The Soundex Algorithm

Luke Otwell
4 min readOct 4, 2021

Searching like it’s 1925

The Soundex algorithm is a ubiquitous piece of code that if you haven’t dealt with directly, you’ve certainly used some descendant of it. The main purpose of the Soundex algorithm is to break down words (in English,) to their phonetic core in order to compare them, and more importantly, match them, with less specific criteria than perfect spelling, allowing for words to be compared phonetically, or, how the sound.

Have you ever wondered how the auto-correct on your phone or desktop computer is able to not only know when things are spelled wrong, but also what word you are trying to spell in it’s place? Well we have the Soundex algorithm & one of it’s many offshoots to credit for that (and for making us the laziest spellers so far in history.)

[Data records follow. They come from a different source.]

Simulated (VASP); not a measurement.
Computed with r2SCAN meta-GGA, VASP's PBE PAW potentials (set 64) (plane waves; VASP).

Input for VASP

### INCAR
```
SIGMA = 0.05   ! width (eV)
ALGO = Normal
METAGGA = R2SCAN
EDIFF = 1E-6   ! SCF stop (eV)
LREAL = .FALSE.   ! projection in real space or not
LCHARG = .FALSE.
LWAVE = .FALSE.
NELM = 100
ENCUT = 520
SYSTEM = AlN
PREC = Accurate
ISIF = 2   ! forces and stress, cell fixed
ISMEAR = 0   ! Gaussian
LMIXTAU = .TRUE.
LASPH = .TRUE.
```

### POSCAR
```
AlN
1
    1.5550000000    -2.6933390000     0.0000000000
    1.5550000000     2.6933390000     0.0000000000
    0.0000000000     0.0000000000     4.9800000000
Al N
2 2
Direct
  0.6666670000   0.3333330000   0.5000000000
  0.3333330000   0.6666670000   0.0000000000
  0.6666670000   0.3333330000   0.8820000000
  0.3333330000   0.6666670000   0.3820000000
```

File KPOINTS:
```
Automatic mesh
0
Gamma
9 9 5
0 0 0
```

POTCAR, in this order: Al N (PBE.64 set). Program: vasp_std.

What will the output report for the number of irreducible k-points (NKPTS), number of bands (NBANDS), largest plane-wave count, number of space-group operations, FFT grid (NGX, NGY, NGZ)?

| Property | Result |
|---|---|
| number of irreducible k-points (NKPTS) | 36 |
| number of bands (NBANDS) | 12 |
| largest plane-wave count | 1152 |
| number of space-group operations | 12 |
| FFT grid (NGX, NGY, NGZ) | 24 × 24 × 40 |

The Soundex algorithm works by breaking down a word to it’s core in a standardized way. The code always has the letter that the word begins with, and after only contains 3 numbers. The numbers are assigned to groups based on rules. For instance every vowel gets assigned as a 0, and usually deleted unless it is at the end. Also, all duplicates are removed as they are virtually redundant and the same phonetic sound roughly be produced either way. In a way, it is almost a way of compressing the data, though it would be impossible to try and reinterpret a Soundex back into it’s original form 100% of the time.

The most remarkable thing about this algorithm and why I wanted to look into more myself was the fact the it was invented before computers as we now know them were! Robert Russel and Margaret Odell first patented their Soundex code in 1918. A variation was used to help document past US censuses from 1890 to 1920. It became more popular in the 60s once popular (relatively speaking) computing publications started talking about it. Since then it’s been re-adapted, and added on to, but the core Soundex algorithm has had a big influence on phonetic algorithms.

Taken from a free Stanford lesson on Soundex

Here is the Soundex rule in JavaScript.

Soundex in JavaScript

The biggest help, and possibly part of the need for the Soundex algorithm is the documentation and comparison to family names. If we have all heard the story before, “Well, back in Sweden it was Olsson (as I’m typing this my auto-correct is even telling me to spell it different, ) but once my great-great-grandpa got here to Ellis Island, the immigration officer wrote Olson.” Or take into a time not so long ago, when many poorer people were not even educated enough to spell their own name.

The Soundex algorithm allowed the government to at least try and keep a better genealogical roadmap of their population and make it possible for curious persons to track down people from the past without incorrect spelling getting on the way.

Comparison of Soundex values on similar names.

Of course the Soundex algorithm has limitations and isn’t meant to be used for everything. A phonetic algorithm has a specific place in dealing with data. But even modern database programs like SQL come with a similar algorithm which you can call upon to find records.

The big take away for me was getting to see how algorithms have been around longer than the machines we implement them with have. There is a line of logic that exists outside of the context of computing that is the basis of all the algorithms we use. Computers and programming are just tools to perform this logic repetitively and much, much, quicker. When you are starting off learning to program, it’s really easy to lump algorithms and computing in the same category. Sometimes, we may even know what to do in order to solve a problem logically, but just don’t have the skill sets or fluency in programming to get it done yet. When you can break things down outside of the context of programming languages, the answer might be easier than you would assume. After all, this Soundex algorithm that has stood the test of time & is not even 30 lines of code!

--

--